It’s No Game
Man Hunt is a version of hide and seek. Remember as kids playing hide and seek? Everyone went and hid, while one kid sounded off to ten, twenty, or whatever count was determined. After so many games or turns, eventually someone would count out loud and then just quit without warning. They would not search, or advise that they would not be holding up their end of the bargain. You would now have numerous players hiding and waiting to be found. But, no one would be searching. Man Hunt is played in different ways/versions. One version my kids choose to play is at night and with a flashlight. Why a flashlight; so they can see in the dark. My kids even request to use my TIC. Of course it’s always a no, because a TIC is no TOY, it’s a LIFE SAVING TOOL. A tool to be used outside and inside a burning structure. A tool to determine survivable space within a given structure and determine where we stretch the first, second, and third lines too. A tool to determine if we need to flow water before entry or if it’s ok to vent more before water application and a TOOL that SAVES LIVES when taken inside and used like a set of binoculars sizing up the beach. I can see so much more at the beach when standing still and looking left and right down the shoreline, sometimes my eyes venture out toward the Gulf. You should use the TIC to observe from a stationary position and get a mental picture of the land. A TIC should not be an optional tool when performing a SEARCH or ATTACK at a structural fire. Can you imagine the advantage a child searching would have using a TIC, when playing Manhunt in the woods? The other participants wouldn’t have a chance. Their BODY HEAT “Not the Movie” would be seen every time. So why would a trained firefighter not want to utilize a TIC each time they search a building that’s on FIRE? Why would they not start at each room and like sizing up the beach, look over the entire room from a stationary position? Hide and Seek, Manhunt, and tag may be a game; but a PRIMARY SEARCH at a FIRE is no game. Lives depend on you doing your JOB!

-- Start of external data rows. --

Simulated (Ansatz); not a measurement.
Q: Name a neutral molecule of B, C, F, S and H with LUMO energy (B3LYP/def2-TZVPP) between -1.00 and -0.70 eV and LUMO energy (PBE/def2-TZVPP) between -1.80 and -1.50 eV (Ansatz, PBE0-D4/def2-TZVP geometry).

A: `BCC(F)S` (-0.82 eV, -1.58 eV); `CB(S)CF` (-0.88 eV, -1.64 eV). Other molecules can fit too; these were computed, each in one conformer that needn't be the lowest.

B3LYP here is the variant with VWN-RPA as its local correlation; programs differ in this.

Regardless of what version of Man Hunt my kids play, I expect them to search after counting and when they decide their not up for searching anymore; make it known by all that they’re quitting. So, if you and your FD are choosing to stand outside and assume nobody’s inside and if there was somebody inside that you think they’re already dead. Make a Public announcement, that CITIZENS are a part of an incomplete game of HIDE AND SEEK.
Regardless of Fuel Packages, UL Test, Wind, and whatever else we may take into consideration on today’s fire ground; Oxygen still remains the same. That’s where understanding the door and window of opportunity come in. They control the oxygen and can limit your stream reach. We understand when the windows hold; the fire will consume the oxygen and become O2 controlled. When the door to an interior room is closed it’s creating a bearer and this could be assisting in the survivability of trapped victims. So your stream might be extinguishing the fire and cooling that room, but will not assist the victim on the other side of that closed door. Regardless from where you apply water, we need to get inside for the civilians sake. We need to stop interior fire spread, minimize property damage, and look for trapped civilians. Remembering that every door that you find closed could lead to a room of highly survivable conditions. A Window normally gives access to that room, where as the front door gives access to the house. The front door also gives us a better evaluation of smoke intensity and oxygen supply. I like the door knob as a point of reference. If the smoke is below the door knob and pushing under extreme pressure, you may need to apply water while advancing. You may need to vent opposite the attack line, while still flowing. This would be cooling the fire gases and venting them in a coordinated effort. The FRONT DOOR is where you can utilize the DOOR KNOB and the coupling on your hose. Yes, the coupling can assist the Chief or Driver outside of how deep the crew has advanced and whether they’re getting close to the seat of the fire. It can determine if they’re beyond the point of no return. Utilizing the photo below; imagine the first coupling at the door threshold and fire still blowing out the FRONT A/B windows. This would tell us they have 50 feet of hose inside and have maybe missed the turn down the hallway. They could be headed towards the rear add-on. This would be the time for the EYES in the FRONT YARD to communicate with the ATTACK CREW. If a second/Back-up line is at the FRONT DOOR; have it advance in as a backup or it can become the ATTACK LINE.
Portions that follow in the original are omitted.